Dust From 1000 Years

Dust From 1000 Years

(So Hard Young Boy; 2005)

By Peter Hepburn | 9 August 2005

The Cokemachineglow review of Dust From 1000 Years,
Or: How Emperor X can tell you everything you need to know about modern music



Part One:

CMG/Peter Hepburn: What have you been listening to out on the road?

Emperor X/Chad Matheny: There’s this awesome band from Bloomington, Indiana called Dust from 1000 Years, and we’ve listened to that tape at least four times. There’s a lot of good music being made today that no one’s ever going to hear, which is kinda sad and kinda exciting.

Immediately following Part One of this review, and still somewhat prior to Part Two and the discussion of the actual merits of Dust From 1000 Years, lies the realization that Chad Matheny is just as right about his assertion in the second half of his response as he is about the band.

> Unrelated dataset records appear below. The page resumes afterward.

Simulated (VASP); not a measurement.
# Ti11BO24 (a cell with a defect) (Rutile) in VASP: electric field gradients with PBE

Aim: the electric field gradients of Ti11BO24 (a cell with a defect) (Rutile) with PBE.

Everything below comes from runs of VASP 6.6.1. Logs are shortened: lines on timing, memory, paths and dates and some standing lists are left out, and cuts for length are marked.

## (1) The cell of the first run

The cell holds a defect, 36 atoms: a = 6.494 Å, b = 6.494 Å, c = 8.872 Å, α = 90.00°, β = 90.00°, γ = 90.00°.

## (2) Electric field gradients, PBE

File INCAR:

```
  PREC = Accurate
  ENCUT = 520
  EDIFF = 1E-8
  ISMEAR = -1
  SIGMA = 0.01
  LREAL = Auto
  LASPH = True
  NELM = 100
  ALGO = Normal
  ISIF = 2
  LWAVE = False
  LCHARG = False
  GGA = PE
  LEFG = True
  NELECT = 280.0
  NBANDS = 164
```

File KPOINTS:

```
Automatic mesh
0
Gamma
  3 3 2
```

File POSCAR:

Think about how many guitars are sold each year. Not the nice, high-end Fenders with pick-ups that make everything sound oh-so-right, but shitty acoustic guitars or intro-level Squier Strats with the 15-watt amp included. Straight from Guitar Center into your garage, dorm room or local open mic. Sure, most of these will hang in musical limbo, not doing anything at all or, at worse, being used to perpetrate some off-key cover of “Blackbird” to impress the girl down the hall. But given the statistical probability of a guitar ending up in the hands of someone with some artistic capabilities, we are almost assured of a constant supply of new/creative music.

Now, it’d be nice to think that the combined force of file sharing, chat rooms and the internet music press would unearth most of the good stuff out there. It just doesn’t, though, and it can’t. Our collective conscience can’t sort through and deal with the thousands of itty-bitty bands that have that something that, if encouraged, could really lead to great music being made. I live in Washington, and I can’t even give you my thoughts on more than half a dozen (currently operating) D.C. bands. How am I supposed to know that there are awesome bands in Bloomington, IN? How did Chad Matheny even ever manage to get critical praise and attention? He merits it, but there’s clearly a gap between deserving and receiving in this regard. I’m always happy to find under-the-radar stuff like David Thomas Broughton, Tiger Bear Wolf, or Dust From 1000 Years, but it comes with the knowledge that for every one of these bands, there are ten others that I’ll never hear about.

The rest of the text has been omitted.